OOH, I love a good divisive post. If you’ve read my blog for a while (anyone?), you may have taken a look at Unpopular Opinions, which is where I unleashed all of my not-so-conventional thoughts on you; and, because it’s been a while, I thought I’d carry on the tradition with the imaginatively-titled Unpopular Opinions 2. Because you can never be too argumentative, right?
oversized shirt: river island | boots: missguided | sunglasses: wildfox | bangle: hermes
Cheryl Cole and Liam Payne have called their child Bear, which I’m almost certain is a form of child cruelty. (Also, isn’t Bear Payne the way a Geordie would describe stubbing their toe? As in: I stubbed my toe, I was in bare pain, lad.) The name sucks, Cheryl.
Marmite is delicious, especially with poached eggs. Who doesn’t love a bit of yeast in the morning? Yaaaas.
Megan Markle is yet another Royal spouse who needs to go away. I don’t care she was ‘spotted near Harry’s London home’. I don’t care that ‘they may be married within the year’. Stop, please.
Oh, and Pippa Middleton’s wedding? I’m already bored of it.

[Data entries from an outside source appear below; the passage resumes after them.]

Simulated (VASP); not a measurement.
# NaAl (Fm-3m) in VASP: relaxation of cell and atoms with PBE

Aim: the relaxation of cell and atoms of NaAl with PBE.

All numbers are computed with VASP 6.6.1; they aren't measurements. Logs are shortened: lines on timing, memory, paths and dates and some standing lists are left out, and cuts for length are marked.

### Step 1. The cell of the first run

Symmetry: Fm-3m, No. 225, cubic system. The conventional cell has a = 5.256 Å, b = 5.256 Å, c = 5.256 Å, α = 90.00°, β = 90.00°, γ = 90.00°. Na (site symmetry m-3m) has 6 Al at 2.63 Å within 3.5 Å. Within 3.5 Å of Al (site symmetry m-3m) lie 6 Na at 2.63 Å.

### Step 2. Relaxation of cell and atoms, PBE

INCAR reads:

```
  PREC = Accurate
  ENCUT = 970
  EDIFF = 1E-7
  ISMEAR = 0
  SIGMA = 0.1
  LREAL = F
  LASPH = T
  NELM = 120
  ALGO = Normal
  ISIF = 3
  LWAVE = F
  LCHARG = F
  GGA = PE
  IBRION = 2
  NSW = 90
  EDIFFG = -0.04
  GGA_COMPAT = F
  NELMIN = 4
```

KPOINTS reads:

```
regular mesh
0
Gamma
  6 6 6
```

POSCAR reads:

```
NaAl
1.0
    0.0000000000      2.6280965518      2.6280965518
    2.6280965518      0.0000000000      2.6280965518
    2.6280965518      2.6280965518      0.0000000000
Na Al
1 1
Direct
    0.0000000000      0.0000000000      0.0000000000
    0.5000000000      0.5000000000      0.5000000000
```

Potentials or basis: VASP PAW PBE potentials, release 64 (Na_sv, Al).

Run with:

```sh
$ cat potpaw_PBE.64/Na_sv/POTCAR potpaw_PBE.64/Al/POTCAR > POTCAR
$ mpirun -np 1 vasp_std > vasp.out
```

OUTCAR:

Public transport and I will never get on. My new job is a bit of a trek away, so the general consensus is that I should get the train or drive to the tram; errrrm, no thanks, kids. I just can’t do it; it’s too crowded and unreliable and I’ll always be sweaty when I get off. Vom.
You can never wear too much fake tan. Honestly, I’m such a slut for St. Moriz. I’d always rather be orange than pale – I’m talking Wotsit-coloured. Oompa-Loompa vibes. That’s why I’ve got dark towels…
I genuinely didn’t give two hoots about the blogger Instagram-bot scandal. Ugh: another day, another blogging drama where people shout at each other over Twitter. I get that it’s a bit crappy, but the rage coming from the blogosphere was intense, y’all; people cheat, and that sucks, but there are SO MANY BLOGGERS in the world that Samantha buying 1000 followers probably won’t affect you directly. Can’t we all love each other, like that girl in Meal Girls with the cakes and smiles?
I’d always rather buy things rather than travel. I saw someone post on Twitter that they’d rather go and make memories over buying a designer handbag; honestly lads, that’s just not me. I’m so shallow and materialistic (plus, hate flying) that I’d take a Gucci bag over a week-long holibobs to Majorca. I’ll just sit outside in the bracing British sunshine for a few hours every day. That’s the same, surely?
Kim Kardashian’s ass could be double the size, and I’d still love her.
Other people’s dogs suck. I like my own dog, but I don’t want yours licking my face and trying to mount my leg. Please don’t show me fifty photos of Fido on your iPhone: it will literally bore me to tears. Cats, on the other hand: I will hang out with your cat all day long. No problem.
DisneyWorld is for children, not adults. My father, to this day, tries to take me to Florida every year, as we used to go when I was little. I cannot get my head round why people enjoy Disney who are adults, but I do acknowledge that this may be me being dark and cynical; NGL, I’m not exactly full of childlike whimsy and wonder.
RedBull is elixir of the Gods. I would honestly drink RedBull all day everyday if it wouldn’t rot my teeth and make my heart explode.
Oh, and skimmed milk tastes no different than semi- or whole-milk. Honestly, why does everyone moan when I get it out of my fridge?
Emma Watson was a bit rubbish in Beauty and the Beast. TBH, I find her seriously overrated anyway, but I thought her acting was scrunch-your-face-up cringe in BATB. She’ll never not be Hermione to me…
I will only tip in a restaurant if the service is good, not just ‘cos. I know this one makes me devil-spawn (and yes, I have worked in the food industry before), but I don’t get people who tip when the service has been rubbish-slash-average. Isn’t a tip meant to be if they’ve done something above and beyond? And yes: I am one of those people who will ask for the service charge to be removed if the service sucked. DON’T HATE ME.
Hate me yet? Honestly, I’m a nice person really. Ish.